Transferring such arguably ‘game-changing’ Russian-built missiles to Ukraine would undoubtedly not go unnoticed in Moscow.
Russia was already infuriated by Turkey’s sale of armed Bayraktar TB2 drones, which are still carrying out combat operations against Russian ground forces almost a month into this war, to Ukraine before the present war began. Ukraine first used them in combat to destroy an artillery gun in a target strike in the Donbas region late last October. After Russia protested against that incident, Turkish Foreign Minister Mevlut Cavusoglu insisted that when a country buys Turkey’s drones, they are “no longer a Turkish product” and, thus, Turkey cannot be blamed or held responsible for how or where they are used.

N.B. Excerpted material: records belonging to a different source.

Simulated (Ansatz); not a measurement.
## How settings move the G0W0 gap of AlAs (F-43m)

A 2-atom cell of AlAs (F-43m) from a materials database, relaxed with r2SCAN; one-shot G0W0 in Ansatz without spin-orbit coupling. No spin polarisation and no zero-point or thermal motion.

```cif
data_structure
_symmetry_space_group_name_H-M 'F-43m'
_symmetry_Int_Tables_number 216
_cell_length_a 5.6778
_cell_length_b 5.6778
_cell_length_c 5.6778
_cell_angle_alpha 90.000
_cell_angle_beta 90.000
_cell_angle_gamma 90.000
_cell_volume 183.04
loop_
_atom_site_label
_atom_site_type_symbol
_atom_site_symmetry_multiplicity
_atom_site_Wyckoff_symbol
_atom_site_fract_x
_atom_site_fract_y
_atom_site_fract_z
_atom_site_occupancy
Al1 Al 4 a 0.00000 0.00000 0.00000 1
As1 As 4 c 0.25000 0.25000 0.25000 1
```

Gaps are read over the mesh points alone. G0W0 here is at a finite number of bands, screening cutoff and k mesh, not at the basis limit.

Perhaps there is a way that Turkey could offload the S-400, wash its hands of the political debacle around it, and have the missiles passed on to Ukraine without incurring the full wrath of Moscow. Rather than supplying the S-400s to Ukraine directly (which would be, in and of itself, a very difficult feat), Turkey could instead sell them to the United States (a U.S. senator proposed an amendment to buy them back in June 2020) or any other NATO member state up to the challenge of transferring them to the embattled Eastern European country. That way, it could counter Moscow’s inevitable protestations by, not unlike Cavusoglu did with the sale of TB2s, invoking the technicality that it wasn’t Turkey that directly armed Ukraine with the sophisticated system.
While this probably won’t happen, it still, nevertheless, cannot be completely ruled out, especially in light of the numerous unprecedented world-altering events that have taken place since Feb. 24.